Passenger volumes fell sharply to 10.1 per cent below 2008 levels (from the minus 5.6 per cent rate in January). The 5.9 per cent reduction in capacity—the most aggressive since the crisis began—could not keep pace with the fall in demand, pushing the February load factor down to 69.9 per cent (3.2 percentage points below the same month in the previous year).
February international freight volumes were 22.1 per cent below 2008 levels. This is the third consecutive month at more than 20 per cent below previous year levels, following the minus 23.2 per cent in January and minus 22.6 per cent in December.
IATA earlier expected global airlines to show combined losses of US$4.7 billion this year.
"Gloom continues. The sharp drop in February passenger traffic shows the broadening scope of the crisis. Freight traffic, which began its decline in June 2008 before passenger markets were hit, has now had three consecutive months in the -22 per cent to -23 per cent range. We may have found a bottom to the freight decline, but the magnitude of the drop means that it will take time to recover," said Giovanni Bisignani, IATA's Director General and CEO.
Asia-Pacific carriers saw passenger traffic decline by 12.8 per cent, far outstripping the -7.8 per cent capacity adjustment. The region's export dependant economies continue to suffer, impacting both business and leisure travel—particularly to long-haul destinations. While this may be somewhat exaggerated by Chinese New Year (which took place in January 2009 and February 2008), the sharp downward drop from the -8.4 per cent recorded in January shows the deepening impact of the crisis on this region.
Europe's carriers saw traffic fall in line with the global average at -10.1 per cent. Long-haul markets to the US and Asia have been particularly hard hit reflecting negative economic sentiment such as that seen in Germany where business confidence hit new lows in both February and again this month.

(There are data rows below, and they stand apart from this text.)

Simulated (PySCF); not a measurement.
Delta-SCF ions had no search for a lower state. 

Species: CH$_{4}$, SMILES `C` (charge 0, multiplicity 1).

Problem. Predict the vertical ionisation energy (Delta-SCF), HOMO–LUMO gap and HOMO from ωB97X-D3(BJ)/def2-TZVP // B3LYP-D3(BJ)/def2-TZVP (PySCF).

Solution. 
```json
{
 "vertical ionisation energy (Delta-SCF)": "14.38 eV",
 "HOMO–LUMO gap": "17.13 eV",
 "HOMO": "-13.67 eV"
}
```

All cargo markets saw extremely weak demand continue as a result of the collapse in international trade in goods and the much lower shipment of components by manufacturers. However, the level of air freight appears to have found a floor over the past three months. The recently released Eurozone Purchase Managers Indices, being useful forward looking indicators for cargo traffic, showed a slight and unexpected improvement in March—although it remained in negative territory.
Asian carriers—the largest players in cargo—saw demand fall by 24.7 per cent as the region's high-value export-dependant industries were hard hit by falling consumer demand in the major markets of Europe, the US and Japan. Japanese exports have almost halved from February 2008 levels.
Bisignani reminded governments that air transport is a catalyst for economic activity and called for policy changes to help them to stimulate economies by playing this role effectively.
"Governments are spending trillions to bailout the banks and trillions more to stimulate economies. By comparison, our requests to governments are cost-effective and cheap. First, air transport needs a tax structure that will help preserve industry jobs and allow air transport to play its role as a catalyst for broad economic activity. Governments must repeal the US$6.9 billion in new taxes put on the industry in 2009 to help pay for banking bailouts—despite being branded as environmental measures.
"More broadly governments must replace the mindset of taxing aviation as a luxury or a sin with a strategic approach that recognizes and fosters the industry's critical economic role in connecting people to business and products to markets. Second, airlines need the commercial freedoms to be able to merge or consolidate where it makes business sense—even across national borders," said Bisignani.